When I was growing up, it was dinner with the entire family every night of the week. At five o’clock you had to be at that table. A lot happened at that dinner table!

When I first saw this book, I wasn’t so sure about the idea of it. The theme of this book is eating together as a family. At first I thought he was trying too hard; it seemed out of character. But Gordon Ramsay is obviously trying to get families back together at meal time the way we used to do and I think it’s a good point. I like the theme, especially since too many people sit in front of the TV and eat, without even thinking about what they put in their mouths.

This book is different than most cookbooks since everything is organized into menus rather than types of dishes. For me that doesn’t always work. Oftentimes I’m just looking for an appetizer recipe, or a soup, or dessert. The layout of this book makes it hard to find those items quickly.

When it comes to the recipes, Gordon Ramsay has made a name for himself by being opinionated, and intimidating, but I didn’t find the recipes themselves to be intimidating. They’re well-written, fairly simple, and approachable. And the recipes are anything but typical. There are all sorts or interesting and unique ingredient combinations and that’s what I like about this book.

In advance of our cook day, I made several additional recipes as part of our overall testing of this book. I made crushed peas with mozzarella on toast, a peach crumble, a lemon tart, wild garlic risotto, and a Chocolate Truffle Cake that Kristina claims is the best cake she’s ever had. (And she’s had a lot of cake!)

Another plus of this book is that it lays out the steps: a plan for what to do the day of, the day before, etc., and it gives information on prep time required. Very helpful.

It’s definitely a very visual book with lots of inspiring photographs. I think this book is aimed at anybody who wants to plan a special multi-course meal for their family. 

I had some doubts about this book in the beginning, but at the end of the day, almost everything was delicious. I love the fact that Gordon Ramsay is inventive and creative, and uses unlikely combinations of ingredients. I feel that it’s educating me as a cook, which counts for a lot. So, I give this cookbook my stamp of approval.

Kristina says:

Growing up, we always sat down and had dinner together. The only time we were allowed to watch TV and eat was during the hockey playoffs or the Oscars. Rules! 

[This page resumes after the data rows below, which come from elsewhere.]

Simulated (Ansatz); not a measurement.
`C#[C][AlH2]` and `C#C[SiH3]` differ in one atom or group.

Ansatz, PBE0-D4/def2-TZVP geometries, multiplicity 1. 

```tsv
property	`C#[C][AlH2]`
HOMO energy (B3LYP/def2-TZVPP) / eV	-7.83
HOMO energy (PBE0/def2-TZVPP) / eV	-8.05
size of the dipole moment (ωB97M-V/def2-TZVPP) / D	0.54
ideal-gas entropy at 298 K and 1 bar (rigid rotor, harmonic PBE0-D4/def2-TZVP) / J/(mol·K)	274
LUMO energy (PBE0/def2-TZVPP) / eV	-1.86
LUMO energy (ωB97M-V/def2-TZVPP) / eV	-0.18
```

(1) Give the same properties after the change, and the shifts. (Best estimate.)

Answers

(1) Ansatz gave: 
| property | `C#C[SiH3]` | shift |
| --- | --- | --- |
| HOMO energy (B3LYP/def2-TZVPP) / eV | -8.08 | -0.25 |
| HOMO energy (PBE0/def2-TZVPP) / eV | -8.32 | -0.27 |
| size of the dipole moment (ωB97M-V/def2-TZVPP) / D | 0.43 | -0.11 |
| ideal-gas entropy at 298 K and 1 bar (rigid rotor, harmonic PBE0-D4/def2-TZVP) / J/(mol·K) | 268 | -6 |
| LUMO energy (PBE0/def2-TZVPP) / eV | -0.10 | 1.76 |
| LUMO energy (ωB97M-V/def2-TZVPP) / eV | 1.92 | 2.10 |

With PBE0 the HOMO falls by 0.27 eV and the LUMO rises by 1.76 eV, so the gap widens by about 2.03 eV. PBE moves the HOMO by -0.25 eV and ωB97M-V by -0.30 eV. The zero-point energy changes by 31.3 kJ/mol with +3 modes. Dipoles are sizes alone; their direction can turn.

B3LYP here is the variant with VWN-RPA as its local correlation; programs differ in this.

In this cookbook, Gordon Ramsay is trying to encourage families to sit down together more often and share a meal at the table. And he’s not talking about macaroni and cheese. He’s talking about a proper, multi-course meal.

I was excited and intimidated by this book at first. It looks beautiful; really nice pictures and design. But it’s Gordon Ramsay!

The dishes aren’t your usually family night comfort food either. It’s fancier fare, like lamb and champagne, oysters and foie gras. No wonder the Ramsay kids don’t want to leave the table!

In advance of our cook day, I made the chicken Marsala, the prosciutto, sage, and Parmesan puffs (which were delicious), a watercress and arugula salad, lemon posset, a dessert, and some potatoes. All of it was really good, and super easy.

While the ingredients may seem a little intimidating, I think this book is for the average home cook. There are a lot of accessible recipes, and it includes many tips about planning out and timing your menu. It really helped me get a handle on what I was going to make.

I just have to say that the bread pudding dessert we made on cook day was really, really good. I ate my entire helping and, when the cameras stopped rolling, I had another helping. That never happens! And there’s a chocolate and chestnut truffle cake recipe in the book that Anna made. Oh my god, it is the best, THE BEST chocolate cake I’ve ever had. Insane. I’m planning to make it again, and again, and again. And I’m definitely going to make that bread and butter pudding again. In fact, I just recommended it to somebody else!

There were a couple of small glitches in the book, for example, how long to soak the bread in the custard, and a seal vs. sear typo** for the lamb, but I don’t think those errors really affected the outcome. I think Gordon just needs a new proof reader.

I really liked the photos, the menus, and most importantly, the recipes in this cookbook. Pretty much everything I made turned out really well, and I’m going to keep going back to this book again and again. I give this cookbook my stamp of approval.

  

Does this cookbook earn the A & K Stamp of Approval?

Yes. It’s not your average cookbook, so expect some unique and creative ideas. And after reading through his cookbook, we agree with Gordon too. Stop watching TV while you’re eating dinner. (Unless, of course, you’re watching our show!)

**Note: We’ve since learned from some lovely British viewers who have written in to our website that “seal” (e.g. seal the meat) is a commonly-used term in British cuisine. It essential means the same as sear. Thanks for writing in and clearing that up, everyone!

Our Guest Chef

Growing up in Vancouver, Chef Rob Feenie was influenced by his Japanese neighbours and was mixing up vinaigrettes while other kids were still mixing up their shoes. His passion for cooking took him across North America and Europe, where he fostered his love for fresh ingredients – and fresh ideas.

Rob worked hard, becoming Canada’s first celebrity chef, publishing several best selling cookbooks, and starring in his long-running cooking series on The Food Network. He received the designations of Relais Gourmand, the Traditions et Qualite and the AAA Five Diamond Award. In 2005, Chef Feenie became Canada’s only Iron Chef champion.

These accolades came his way not just for his extraordinary talent, but also because Rob never forgot his roots – there’s nothing he loves more than working with and developing young chefs. When the opportunity to join with Cactus Club Cafe presented itself, Chef Feenie decided to take on the role of Food Concept Architect for the company. Rob’s partnership with Cactus Club and his development of its menu has truly made affordable fine dining a reality.

Chef’s Beverage

Chef Feenie brought two wines to enjoy with our menu: 2009 Haywire Pinot Gris ($22.90/750ml bottle) and a 2006 Poplar Grove Cabernet Franc ($35/750ml bottle). If you’re going to a dinner party and don’t know the menu, your safest bet is to choose mild-flavoured wines like Pinot Gris and Cabernet Franc.

Chef’s Recipe

Rob Feenie shared his famous recipe for braised halibut casserole with us!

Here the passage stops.